Smart Contract Deployment On Mode

We've crafted a simple smart contract named BidBoard for this tutorial. The contract allows advertisers to bid for space on an advertising board. The code and deployment details are available on this GitHub repository and Mode Testnet Explorer. You can also write your own custom smart contract and deploy it to Mode by following Deploying a Smart Contract.

Getting Started

Now that we have the prerequisites, the first thing we need to do is to open our terminal, navigate into the folder where you want your project to be, and create a simple react app by running the following command

npx create-react-app bidboard-ui

It should create the whole React App for you.

Install Ether.js

Ethers.js is a sleek library facilitating the interaction between web applications and blockchain. In the App component, we are using ethers.js to interact with our smart contract and also listen to events being emitted from the smart contract. To install ethers.js, navigate into the project you just created and run the following command:

npm install ethers

Create Main App Component

You can open up the project in VSCode or any other code editor of your choice and then open the App.js file.

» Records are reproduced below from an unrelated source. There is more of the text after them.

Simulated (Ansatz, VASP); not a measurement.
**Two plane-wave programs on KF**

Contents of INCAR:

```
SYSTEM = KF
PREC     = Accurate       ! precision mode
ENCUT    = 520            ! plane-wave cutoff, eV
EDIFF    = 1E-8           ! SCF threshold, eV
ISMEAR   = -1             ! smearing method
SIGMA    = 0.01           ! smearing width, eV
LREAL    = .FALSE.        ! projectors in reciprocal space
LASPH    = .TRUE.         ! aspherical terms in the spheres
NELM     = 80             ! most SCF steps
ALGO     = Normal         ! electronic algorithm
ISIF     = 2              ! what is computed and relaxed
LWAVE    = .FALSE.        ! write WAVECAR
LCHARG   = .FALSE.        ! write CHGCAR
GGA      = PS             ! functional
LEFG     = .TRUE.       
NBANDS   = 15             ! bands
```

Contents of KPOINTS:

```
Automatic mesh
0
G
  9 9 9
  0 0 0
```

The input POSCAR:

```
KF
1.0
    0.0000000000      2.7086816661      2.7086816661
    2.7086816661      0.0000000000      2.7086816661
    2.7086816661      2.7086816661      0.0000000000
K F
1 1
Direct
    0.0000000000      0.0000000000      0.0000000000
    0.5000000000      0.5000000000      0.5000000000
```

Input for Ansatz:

Replace all the code and paste this:

import React, { useState, useEffect } from "react";
import "./App.css";
import { ethers } from "ethers";

 return (
   <div className="app">
     <h1>hello</h1>
   </div>
 );
};

export default App;

In this file are importing useState and useEffect which we'll be needing later in this tutorial, we’re also importing ethers to enable us to make a connection to our smart contract.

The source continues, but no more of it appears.